Welcome to Tesla Motors Club
Discuss Tesla's Model S, Model 3, Model X, Model Y, Cybertruck, Roadster and More.
Register

Supercharger - Sunnyvale, CA - W. McKinley Ave (LIVE 12 Mar 2018, 12 V2 stalls)

This site may earn commission on affiliate links.
All chargers closed down today, Wednesday, January 5, 2022 at Sunnyvale. They’re remodeling this Target and I’m supposing they needed the electricity. Next, Shoreline!
I would never choose Shoreline if McKinley was unavailable. My next choice would be Bernardo. I would probably even choose Bernardo over McKinley in the first place unless I was going to pick up something on Murphy St.
 
I would never choose Shoreline if McKinley was unavailable. My next choice would be Bernardo. I would probably even choose Bernardo over McKinley in the first place unless I was going to pick up something on Murphy St.
+1. Bernardo is a V3 supercharger, so even if everything were working perfectly at the McKinley supercharger, you'd still see a higher charge rate on any car at Bernardo unless you're on a 90D or smaller Model S or X and charge at 3 A.M. when you can get a pair to yourself on the V2s.

Despite claiming to support 150 kW charging, I have never seen anything over about 115 kW or so on either of those chargers (maybe 120 at McKinley?), even when alone on a pair at an extremely low SoC. This is on a car that routinely gets > 150 kW on V3 superchargers (at least in cooler weather).

But the biggest problem is that the McKinley and Shoreline superchargers are both high-use V2 superchargers, and the V2 charger hardware is extremely unreliable (high failure rate) when used continuously. When they fail, they don't (usually) fail completely, but rather, individual chargers in each bank fail, resulting in lower charge rates.

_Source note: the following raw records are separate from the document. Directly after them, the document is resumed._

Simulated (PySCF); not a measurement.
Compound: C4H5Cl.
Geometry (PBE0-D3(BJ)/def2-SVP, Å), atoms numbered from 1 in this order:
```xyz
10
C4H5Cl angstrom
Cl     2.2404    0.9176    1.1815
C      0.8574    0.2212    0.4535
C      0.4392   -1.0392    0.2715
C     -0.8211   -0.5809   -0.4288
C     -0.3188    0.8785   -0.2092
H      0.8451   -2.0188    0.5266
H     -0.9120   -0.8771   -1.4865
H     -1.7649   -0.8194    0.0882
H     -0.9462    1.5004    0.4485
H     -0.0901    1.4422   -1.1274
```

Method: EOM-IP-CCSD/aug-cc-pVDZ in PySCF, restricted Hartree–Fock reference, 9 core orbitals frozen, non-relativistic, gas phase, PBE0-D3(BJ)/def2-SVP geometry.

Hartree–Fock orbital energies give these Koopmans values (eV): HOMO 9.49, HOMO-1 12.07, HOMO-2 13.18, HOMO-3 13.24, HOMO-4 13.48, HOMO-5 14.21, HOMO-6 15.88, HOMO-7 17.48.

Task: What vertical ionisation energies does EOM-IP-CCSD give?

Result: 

At Shoreline, on any given day, back when I still used it, I would rarely get better than 96 kW or so even when alone on a pair on my 100D, and would occasionally see as low as 36 kW when alone on a pair, because so many of the chargers in a given bank were dead. It got so bad that I was starting to worry that something was wrong with my battery until one day I charged in Gilroy and saw that my car was fine.

And this starts happening pretty quickly after they build one. At McKinley, things started breaking by the time it was just a few months old. At Los Gatos, things were badly broken by the time it was a year old. The V2 superchargers in the Bay Area need to be replaced en masse at this point, IMO.

It's too bad Tesla doesn't take advantage of the Target downtime to gut the McKinley supercharger and replace it with a V3 supercharger. With 10 chargers, it's a perfect fit for a V3 upgrade. They could pull heavier wiring (it's all in conduit), change out the pedestals, change out the chargers, upgrade the battery boxes, and upgrade the transformer in place pretty quickly, and then we'd have another reliable charger. I'd expect that to take less than a week, not counting the months it takes for PG&E to bring in a second transformer, but they could configure the two V3 banks to cap their input to act like a V2 charger in the interim, and then upgrade the service later.